Photo: Melissa Graves, Ph.D. (left) arranged the Watergate panel, held on The Citadel campus in February 2020 as part of the Department of Intelligence and Cybersecurity’s two-day conference. (Seated left to right: Melissa Graves, Ph.D., John Mindermann, John Clynick, Paul Magallanes, Daniel Mahan and Angelo Lano.)
As seen in Washington Decoded, by James Robenalt
Nixon’s FBI: Hoover, Watergate, and a Bureau in Crisis
Melissa Graves
Lynne Rienner Publishers. 246 pp. $85
Exactly one thousand twenty-five words comprise Article II of the Constitution, and most of them are devoted to how to select a president of the United States.

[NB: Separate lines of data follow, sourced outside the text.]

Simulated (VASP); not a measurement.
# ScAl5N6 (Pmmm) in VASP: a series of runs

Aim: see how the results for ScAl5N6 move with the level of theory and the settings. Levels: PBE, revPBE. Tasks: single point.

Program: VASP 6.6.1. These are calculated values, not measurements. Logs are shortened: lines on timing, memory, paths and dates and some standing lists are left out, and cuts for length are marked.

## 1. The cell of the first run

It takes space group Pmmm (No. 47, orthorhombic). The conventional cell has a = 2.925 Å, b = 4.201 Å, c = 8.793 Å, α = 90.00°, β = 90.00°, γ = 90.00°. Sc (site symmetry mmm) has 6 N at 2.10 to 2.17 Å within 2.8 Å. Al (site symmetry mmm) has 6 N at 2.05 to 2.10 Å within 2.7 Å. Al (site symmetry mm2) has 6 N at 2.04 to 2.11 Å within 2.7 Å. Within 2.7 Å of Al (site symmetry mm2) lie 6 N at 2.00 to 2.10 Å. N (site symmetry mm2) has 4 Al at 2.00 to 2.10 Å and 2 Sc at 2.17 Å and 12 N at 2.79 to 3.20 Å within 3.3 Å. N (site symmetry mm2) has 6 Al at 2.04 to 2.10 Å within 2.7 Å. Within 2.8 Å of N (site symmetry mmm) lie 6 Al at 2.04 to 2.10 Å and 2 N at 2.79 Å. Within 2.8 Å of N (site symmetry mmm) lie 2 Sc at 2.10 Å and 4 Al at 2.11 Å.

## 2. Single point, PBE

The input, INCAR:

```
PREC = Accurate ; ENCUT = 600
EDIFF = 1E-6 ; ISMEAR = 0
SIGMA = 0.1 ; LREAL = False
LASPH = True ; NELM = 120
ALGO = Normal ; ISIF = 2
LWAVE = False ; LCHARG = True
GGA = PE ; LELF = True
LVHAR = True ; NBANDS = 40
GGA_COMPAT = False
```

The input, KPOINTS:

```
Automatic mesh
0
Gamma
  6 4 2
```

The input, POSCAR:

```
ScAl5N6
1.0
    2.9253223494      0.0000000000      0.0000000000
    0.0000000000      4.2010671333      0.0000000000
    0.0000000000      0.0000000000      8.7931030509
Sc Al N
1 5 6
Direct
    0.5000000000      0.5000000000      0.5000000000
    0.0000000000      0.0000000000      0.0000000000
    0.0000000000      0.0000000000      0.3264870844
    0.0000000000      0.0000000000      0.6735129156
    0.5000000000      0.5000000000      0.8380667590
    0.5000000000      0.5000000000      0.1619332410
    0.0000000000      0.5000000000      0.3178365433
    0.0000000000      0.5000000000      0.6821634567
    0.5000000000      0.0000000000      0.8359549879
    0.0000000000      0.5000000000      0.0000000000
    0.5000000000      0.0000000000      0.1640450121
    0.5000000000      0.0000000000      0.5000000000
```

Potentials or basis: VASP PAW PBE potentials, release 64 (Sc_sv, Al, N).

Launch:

The two hundred or so left over describe a president’s substantive powers. That the key phrase—“executive power shall be vested in the president of the United States”—has been interpreted generously is an understatement. It has become the basis for vast power since it confers unenumerated powers. By contrast, Article I, which governs the Congress, only vests all legislative powers “granted herein”—a limiting qualifier.
Add sweeping clauses like “commander in chief,” and “he shall take care that the laws be faithfully executed,” and you arrive at the dilemma posed in Melissa Graves’s new book, Nixon’s FBI, Hoover, Watergate, and a Bureau in Crisis. What are the limits of a president’s control over federal law enforcement, especially when the crimes at issue may involve the president in either his/her private or elected capacity? This issue, in turn, raises the question of the government’s power to surveil its citizens, including citizens who may be considered political dissidents and not seditious criminals. That question is at the heart of the present danger posed by domestic extremists or terrorists who have grown exponentially during the Trump administration.
This makes Nixon’s FBI an important read.
An assistant professor in the Department of Intelligence and Security Studies at The Citadel, Melissa Graves started out to write about the fundamental conflict between the FBI’s duties, as the premier federal investigative agency, and the fact that it answers to the president while also investigating said president from time to time. Her focus was the Nixon administration, when this conflict was in sharper relief, owing to the Watergate scandal, than at any other time save for the past four years. Eventually her research encompassed the courageous FBI agents who pursued the Watergate investigation despite all the headwinds from higher-ups to constrict the search for the truth—including, as it turned out, a higher-up named Richard M. Nixon. Special agents like Angelo Lano, John Mindermann, Daniel Mahan, Paul Magallanes, and John Clynick are profiled in an important chapter about the investigation of the break-in by the FBI’s Washington Field Office. These agents are depicted, correctly, as being many steps ahead of Washington Post journalists Bob Woodward and Carl Bernstein. While Woodward and Bernstein are celebrated in history as the “intrepid” reporters who cracked the Watergate case, in reality it was the hard work of these FBI agents who simply would not be waylaid.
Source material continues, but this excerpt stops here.